4. The rate design and revenue allocation methods set forth in the March 19 stipulation appear consistent with Commission practice and policy for each utility and appear to be consistent with FERC’s open access policies.

5. The utilities propose that the Commission adopt distribution revenue requirements equal to the difference between the total nongeneration revenue requirements and the transmission revenue requirements adopted by the FERC.

6. One of the consequences of electric industry restructuring is the increased role of the FERC in setting transmission rates and revenue requirements.

7. The utilities’ proposed method for developing distribution revenue requirements would effectively require this Commission to ignore FERC findings regarding the reasonableness of utility revenue requirements proposals and to include in distribution revenue requirements costs the utilities have identified as related to transmission.

8. Establishing a distribution revenue requirement which is premised entirely on the findings of FERC would be a delegation of Commission authority to FERC.

9. If the potential for disparate ratemaking decisions of the FERC and the Commission creates risk for the utilities, it is risk already anticipated by AB 1890 and previous Commission decisions.

10. The utilities will discontinue their role in electric dispatch and system control beginning January 1, l998. Nevertheless, the utilities seek to recover revenue requirements previously authorized to conduct generation dispatch and control activities.

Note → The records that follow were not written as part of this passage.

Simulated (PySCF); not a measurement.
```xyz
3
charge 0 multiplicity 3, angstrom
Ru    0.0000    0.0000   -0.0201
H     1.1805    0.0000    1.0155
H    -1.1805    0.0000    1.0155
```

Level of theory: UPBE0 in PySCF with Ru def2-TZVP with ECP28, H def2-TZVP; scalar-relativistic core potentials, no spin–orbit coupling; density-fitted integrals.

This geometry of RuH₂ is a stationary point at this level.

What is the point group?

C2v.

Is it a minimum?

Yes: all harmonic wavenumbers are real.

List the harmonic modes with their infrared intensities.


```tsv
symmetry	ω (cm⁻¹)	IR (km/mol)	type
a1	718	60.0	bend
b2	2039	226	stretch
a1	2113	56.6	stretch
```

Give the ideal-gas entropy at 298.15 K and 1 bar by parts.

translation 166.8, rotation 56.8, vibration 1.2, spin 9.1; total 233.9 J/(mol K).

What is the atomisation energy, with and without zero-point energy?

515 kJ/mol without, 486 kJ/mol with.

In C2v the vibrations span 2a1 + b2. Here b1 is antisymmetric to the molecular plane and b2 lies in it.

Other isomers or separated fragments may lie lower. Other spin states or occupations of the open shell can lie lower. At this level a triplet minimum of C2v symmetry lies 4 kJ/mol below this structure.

11. The utilities have not demonstrated that the revenue requirements for dispatch and control will be required beginning January 1, 1998.

12. The utilities’ cost of capital may change in various operations as a result of industry changes. The need for an associated review is not urgent.

13. SDG&E’s escalation method applies recently adopted PBR escalation rates.

14. Permitting the utilities to recover generation costs in the CEMA would provide a competitive advantage to the utilities in generation markets.

15. Permitting the utilities to recover generation costs in the HSCLS would provide a competitive advantage to the utilities in generation markets.

16. Some costs of generation may be fixed over the short or medium term.

17. The utilities propose to allocate all fixed A&G costs to distribution rates.

18. All generation companies will incur fixed costs.

19. All generation companies must ultimately recover all of their fixed costs in order to be viable.

20. The utilities will have opportunities to recover fixed costs following the introduction of direct access.

21. Edison proposes to include certain SONGS and Palo Verde generation costs in distribution rates.

22. Edison and SDG&E propose to include in distribution rates the costs of marketing and customer service that they have not demonstrated are attributable to distribution operations.

23. Some of the costs associated with franchise fees and uncollectibles are attributable to generation operations.

24. PG&E proposes to create a nonbypassable charge and associated balancing account for Diablo Canyon ICIP prices that exceed market prices. PG&E does not provide any analytical or policy support for its proposal.

25. The Commission has not heretofore approved of PG&E’s proposed Diablo Canyon ICIP charge.

26. Edison proposes MAM, a nonbypassable surcharge and associated balancing account for the costs and revenues associated with 39 separate accounts, including the costs associated with its fuel pipeline terminal company which are currently included in Edison’s PBR.

27. SDG&E proposes a MAM associated balancing account for the costs and revenues of several separate accounts related to generation.

28. The MAM and Diablo Canyon ICIP accounts would reduce utility risk from that anticipated by AB 1890 and previous Commission decisions.

29. Many of the costs in Edison’s proposed MAM account are unrelated to distribution operations.

30. As part of a comprehensive regulatory program, AB 1890 authorized recovery of uneconomic utility generation costs by way of the CTC which is to be eliminated no later than March 31, 2002. AB 1890 set forth exceptions to the recovery of uneconomic generation costs by way of the CTC.

31. The uneconomic generation costs included in the MAM accounts and the Diablo Canyon ICIP account are not among the exceptions listed in AB 1890 of uneconomic generation costs which are recoverable by way of the CTC.

32. PG&E proposes to replace the existing ECAC and ERAM accounts with a TRA which serves the same purpose and functions the same as an ERAM account by guaranteeing recovery of authorized revenues.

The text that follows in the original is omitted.